In a review of a less-than-stellar 2016 remake of Ben-Hur, I asked: “Why? Why a remake of Ben-Hur? Why ever remake anything, for that matter? Are there no original ideas?”
I haven’t changed my mind about that specific remake, but I have changed my mind, provisionally, about some remakes. After all, nobody objects to Broadway revivals of Guys and Dolls or Fiddler on the Roof.
Remaking a movie is a bit different, especially when casting in the earlier version has made it a classic. I can’t imagine Casablanca without Bogart and Bergman.
So, I was queasy about Steven Spielberg’s remake of West Side Story, because the 10-Oscar-winning 1961 original, directed by Robert Wise with choreography by Jerome Robbins, was such an electrifying experience. After seeing it, I and some of my high-school football teammates walked down the main street in town attempting to dance as the Jets do at the start of Wise’s film.
I left the theater this time wishing my aged knees would still allow me to slide and leap.
The opening sequence of Spielberg’s version (choreographed by Justin Peck) is nearly as good and in some ways better. And I know why: casting. It’s not that actor-dancer Russ Tamblyn (as Riff) and the rest of his 1961 Jets gang weren’t very good; it’s that Mike Faist’s Riff and the ensemble of Spielberg’s delinquents are better. For starters, they look better: more like rough street kids spoiling for a rumble and less like guys who left their leotards in lockers at City Ballet.
I liked George Chakiris as Bernardo, leader of the Sharks in the original, despite the fact that his heritage is Greek, not Puerto Rican, and despite the makeup he had to wear to darken his complexion. I know, of course, that David Alvarez, whom Spielberg cast as Bernardo, was born in Montreal to Cuban parents, so his Puerto Rican accent is. . .acting.

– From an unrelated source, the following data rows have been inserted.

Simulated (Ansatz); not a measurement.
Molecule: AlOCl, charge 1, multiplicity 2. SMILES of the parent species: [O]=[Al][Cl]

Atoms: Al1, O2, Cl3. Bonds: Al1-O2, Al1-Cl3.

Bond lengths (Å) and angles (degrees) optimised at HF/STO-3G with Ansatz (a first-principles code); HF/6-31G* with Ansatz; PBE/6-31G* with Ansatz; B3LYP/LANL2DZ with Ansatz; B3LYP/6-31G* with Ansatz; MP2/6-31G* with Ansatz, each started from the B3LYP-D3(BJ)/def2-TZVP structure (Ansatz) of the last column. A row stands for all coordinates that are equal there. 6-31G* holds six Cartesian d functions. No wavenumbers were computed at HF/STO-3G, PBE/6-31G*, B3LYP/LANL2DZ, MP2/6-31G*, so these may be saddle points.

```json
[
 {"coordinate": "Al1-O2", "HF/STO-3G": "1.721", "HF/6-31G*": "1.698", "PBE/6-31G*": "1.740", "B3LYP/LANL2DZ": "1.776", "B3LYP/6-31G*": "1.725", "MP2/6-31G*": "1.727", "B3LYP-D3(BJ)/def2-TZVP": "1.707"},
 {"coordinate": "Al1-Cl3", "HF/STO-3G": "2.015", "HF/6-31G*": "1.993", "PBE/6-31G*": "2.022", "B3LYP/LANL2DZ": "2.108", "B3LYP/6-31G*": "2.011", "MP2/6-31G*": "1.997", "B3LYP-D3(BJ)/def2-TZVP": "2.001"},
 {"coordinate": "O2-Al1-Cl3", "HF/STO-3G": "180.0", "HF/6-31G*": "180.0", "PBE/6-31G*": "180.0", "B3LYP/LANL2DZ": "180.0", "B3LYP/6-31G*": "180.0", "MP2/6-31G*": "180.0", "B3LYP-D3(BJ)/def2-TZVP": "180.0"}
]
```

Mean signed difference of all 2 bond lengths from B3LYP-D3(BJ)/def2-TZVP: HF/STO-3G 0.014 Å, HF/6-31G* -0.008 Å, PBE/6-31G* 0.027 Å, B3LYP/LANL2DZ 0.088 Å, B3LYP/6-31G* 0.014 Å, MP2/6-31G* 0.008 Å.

Anyway, the Sharks and Jets in the new film give a grittier simulacrum of urban toughness.
One almost grows tired of all the British thespians who, in movies and on television in the United States, have American accents that are dead-on-perfect. That’s cool. Yet people complain that too few actors in the new West Side Story are actually Puerto Rican. This misses the point: a director’s goal is to fill the cast with fine performers, and Spielberg has.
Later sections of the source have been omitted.